Journal from The Perspective Others’
Life is busy and sometimes you need to get out of your own head. I’ve found it helpful to periodically journal as if from the perspective of other people in my life. I begin writing as if someone else in my life is writing in their journal about me and what I want to do or have done. I don’t seek to write in a judgmental or presuming manner, but rather in a style that gives them the benefit of the doubt of the person I’m taking on, and views me as I must appear to those who don’t have a view of my thoughts and feelings. The perspective often begins to take on a life of its own and it helps to understand others and how they might be perceiving you. I’ll write about what they may desire and expect from me, and whether I’m meeting those desires and expectations. I’ll also write about things they may be desiring, but not communicating so I can explore ways we might better work together and communicate. This method is a descriptive perspective-taking that can make you feel better about improving interactions with even the most difficult of people. The worst case scenario is you craft the perfect villain for that novel you’ve been sketching out. Smile.

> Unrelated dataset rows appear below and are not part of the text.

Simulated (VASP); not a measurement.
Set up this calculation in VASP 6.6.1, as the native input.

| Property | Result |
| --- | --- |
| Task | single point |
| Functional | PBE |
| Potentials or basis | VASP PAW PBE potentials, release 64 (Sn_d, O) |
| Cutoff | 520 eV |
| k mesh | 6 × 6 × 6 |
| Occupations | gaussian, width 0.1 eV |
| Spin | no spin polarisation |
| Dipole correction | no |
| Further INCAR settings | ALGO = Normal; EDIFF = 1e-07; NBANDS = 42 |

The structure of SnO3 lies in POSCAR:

A journal is a place to record daily happenings of our fast-paced life. It’s also far more than that. A journal is a tool for self-discovery, personal development, an aid to concentration, a mirror for the soul, a place to generate and capture ideas, a safety valve for the emotions, a training ground for the writer, and a good friend and confidant. Journals help you have a better connection with your values, emotions, and goals. When you journal about what you believe in, why you believe it, how you feel, and what your goals are, you better understand your relationships with those things. My journals have captured many twists and turns in my life. They are what I build upon as I write this. You too are collecting together the stepping stones of future inspiration and action. If you’re reading this you’ve stepped into my story and started to engage with this relationship. Let’s make it a good one!